On the weekend of Nov. 21 and 22, I shared at the various Masses that I was a product of the parish. I told them I received many of my sacraments there and often served Mass in this sanctuary, but never before had the opportunity to celebrate a parish Mass or preach at Sacred Heart. The people were very responsive and generous to the appeal I made about the missions in general and one mission in particular in the African country of Tanzania. Sister Noreen Carroll, formerly Sister Timothy Maureen, was among the parishioners I spoke with after one of the Masses. She taught back in the 1960s when I attended as a boy! We enjoyed reconnecting after so many years.

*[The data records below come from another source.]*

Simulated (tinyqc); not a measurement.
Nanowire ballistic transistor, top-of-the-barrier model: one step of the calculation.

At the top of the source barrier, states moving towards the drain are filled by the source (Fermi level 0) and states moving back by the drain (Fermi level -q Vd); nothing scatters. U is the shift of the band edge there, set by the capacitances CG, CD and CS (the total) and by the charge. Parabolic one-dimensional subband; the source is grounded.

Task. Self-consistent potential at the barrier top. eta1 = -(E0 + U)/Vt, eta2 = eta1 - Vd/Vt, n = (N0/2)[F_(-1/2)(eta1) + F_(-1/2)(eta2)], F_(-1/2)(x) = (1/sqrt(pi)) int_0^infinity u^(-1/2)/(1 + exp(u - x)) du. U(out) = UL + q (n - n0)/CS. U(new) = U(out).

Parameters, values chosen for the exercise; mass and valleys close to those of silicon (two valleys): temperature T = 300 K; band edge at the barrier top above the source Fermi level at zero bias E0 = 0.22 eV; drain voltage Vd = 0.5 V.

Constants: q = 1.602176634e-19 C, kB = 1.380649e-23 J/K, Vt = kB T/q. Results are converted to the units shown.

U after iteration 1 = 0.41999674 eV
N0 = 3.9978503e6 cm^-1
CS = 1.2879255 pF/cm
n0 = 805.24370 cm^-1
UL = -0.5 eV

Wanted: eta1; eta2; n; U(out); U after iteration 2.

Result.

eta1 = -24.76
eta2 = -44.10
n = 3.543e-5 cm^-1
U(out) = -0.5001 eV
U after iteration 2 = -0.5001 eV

Afterward, I felt fulfilled on many levels. I got a chance to work as the Director of the Missions, to teach about the missionary work and needs in our church, and most importantly, to thank the good priests, sisters, and parishioners of Sacred Heart for helping me live the life and vocation of a priest of Brooklyn for the past four decades. I think the priests, sisters, and people of the parish were also grateful that one of their own was ministering to them that day in Glendale. They also felt proud that their former altar boy had ministered to so many other people in many different places for so long.
There are many good people in all of our 179 parishes; I hope other pastors follow the example of Father Fred Marano and invite me to promote the missions in their parishes. Even without the homecoming I experienced, it would be fulfilling to promote the missionary work of our church.
Father Keeney is the diocesan director for the Propagation of the Faith.